As Henry observed, silently and imposingly, the Impact broke into two separate 5v2 games of two-touch keep away. It’s a standard warm-up drill, one designed to get touches on the ball and brains in the game before the serious work begins. Bojan showed well, thinking quicker than his teammates, seeing passing angles faster, playing in three dimensions rather than two. For a few minutes, it’s as if he is back at Barca’s La Masia.

Since his teenage years, Bojan could, comparatively at least, do what he wanted. He was young and rich, someone who could jet off to the U.S. Open for a day or two because he loves tennis, which he did last summer. His Instagram is a snapshot of athletic privilege. Here he is at a Clippers game, eating some fantastic meals, hiking, and training under the watchful eye of Henry.

Yet, in a sense, he’s also trapped, both by his fame, which limits his freedom, and by how closely his on-field performance is tied to his emotional well-being. “If I feel good in football, the rest I’m feeling very good, you know?” he says.

Stoke-on-Trent has its charms, but also, if you wanted a cartoon metaphor for the central English town, you’d do worse than to picture Eeyore from Winnie the Pooh with a freezing rain cloud above his head. Bojan says he was “one of the happiest footballers in the world” at Stoke because for a couple of years, the soccer was fun and fast; he had freedom. When that came crashing down, the never-ending rainy 45-degree days become very overbearing, very fast. And because of his Messi-tied past, his words are magnified. Mention anxiety attacks, as he did in a 2018 interview with Sid Lowe, and make headlines around the world. That’s a lot of weight to carry on some pretty slender shoulders.

Montreal represented a different opportunity, a chance to see a new part of the world, join a growing league and help turn around a franchise. A lot of friends and family were excited for Bojan; excited to come visit him, too. But they aren’t here now — the plan is for his girlfriend to move to Canada sometime in 2020 — and it’s lonely.

“It’s been like a month and a half that I am alone in hotels, with suitcases, in your room, that you don’t know how to do,” he says. “And that’s hard. You can say you are in a great hotel, you are in a great city, you went out one morning, but the value to be with your friends, the value to be with your family, it’s important when you are not in your country, you know?”

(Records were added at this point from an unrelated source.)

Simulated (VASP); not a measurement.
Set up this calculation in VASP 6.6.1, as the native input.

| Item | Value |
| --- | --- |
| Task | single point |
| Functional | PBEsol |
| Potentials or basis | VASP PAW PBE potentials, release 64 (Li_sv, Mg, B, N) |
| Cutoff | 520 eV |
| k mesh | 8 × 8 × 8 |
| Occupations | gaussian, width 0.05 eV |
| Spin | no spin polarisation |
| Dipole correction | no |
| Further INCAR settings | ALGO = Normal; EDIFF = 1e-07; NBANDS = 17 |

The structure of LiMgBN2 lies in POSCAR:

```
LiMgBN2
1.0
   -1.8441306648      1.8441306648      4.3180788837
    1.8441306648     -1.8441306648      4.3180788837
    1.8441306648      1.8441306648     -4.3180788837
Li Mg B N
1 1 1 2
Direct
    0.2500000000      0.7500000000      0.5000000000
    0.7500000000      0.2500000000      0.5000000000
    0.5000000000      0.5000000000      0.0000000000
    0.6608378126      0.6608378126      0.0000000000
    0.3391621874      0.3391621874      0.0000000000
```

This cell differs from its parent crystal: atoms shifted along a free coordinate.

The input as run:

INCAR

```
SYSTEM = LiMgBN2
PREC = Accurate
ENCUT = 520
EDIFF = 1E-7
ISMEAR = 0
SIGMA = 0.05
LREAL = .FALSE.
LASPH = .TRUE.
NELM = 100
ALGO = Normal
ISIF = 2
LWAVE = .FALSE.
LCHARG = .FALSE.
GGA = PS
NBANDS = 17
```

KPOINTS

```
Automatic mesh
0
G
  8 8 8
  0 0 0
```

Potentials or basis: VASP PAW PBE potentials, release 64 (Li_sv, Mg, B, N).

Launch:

Bojan is a young guy in a new city, surrounded by teammates but more or less alone. While there are plenty of players he respects, “it’s hard to find a friend in this sport,” he says. Everyone is too competitive, too driven, and the life of a pro is too transactional and transitional. Here one season, gone the next. Imagine changing high schools every year, but with higher stakes and lower incentives for bonding. In MLS, Bojan feels closest to fellow 29-year-old and former La Masia teammate Jonathan dos Santos, but he plays for the LA Galaxy. It’s not as though they can hang out on a Tuesday night.

This is the life of a footballer, one that he has examined and accepted, a balance of sacrifice and privilege. Bojan takes a philosophical perspective, trying to focus on the experiences he’s having and the memories he has made. Back in October, he posted a video of him putting up his 2019 Canadian Championship medal alongside others he’s won: UEFA Champions League, La Liga, Copa del Rey, Eredivisie, two age-group European Championships. The wall where the medal hangs is in his Barcelona home, a room full of jerseys (both his and his opponents’), dozens of pairs of cleats and other memorabilia. His life is in this space, his version of a written diary. “Now when I’m going there, I’m looking at all the shirts, all the players that I play with, that I play against,” he says. “It brings me a lot of good memories, and I’m feeling proud of myself to build my career with all this experience.”

As we were wrapping up an hour of talking about the huge highs and immense lows of a career still very much in progress, I wondered if Bojan ever thought about quitting.

“I’m not lying to you,” he says. “It’s difficult sometimes. [But] life is not only about football, you know? Life is beautiful. It’s beautiful and it’s going quick. So you need to understand what you want in life. And, myself, there was some times when football was not, maybe, the most important thing in that moment. I could not go to celebrate the birthday of some important person for me and some [other] things. [There are days where] you are not playing and you are not feeling great in the city or in the club. There are days like this. But you need to know that these bad days are the days that you need to be more professional.”

Bojan has this smile that he smiles, one that expresses a handful of contradictions. It’s simultaneously reserved and eager, bashful and experienced, road weary and ready to go. Mostly though, when he smiles, he seems happy, content, free.

“Bad days are the days that you need to believe more in yourself, that you need to go away and find your way again,” he says. “And you need to feel that you enjoy football. I always enjoy playing football. Always. I enjoy it, but there is times that it was not so fun. But I never thought about not playing anymore. Never. Even the days that I didn’t enjoy, I wanted to play, to feel that emotion again. You love your wife or your brother or your sister, but there is some days that you don’t want to be with her. But that’s not meaning that you don’t love her. So it’s the same.”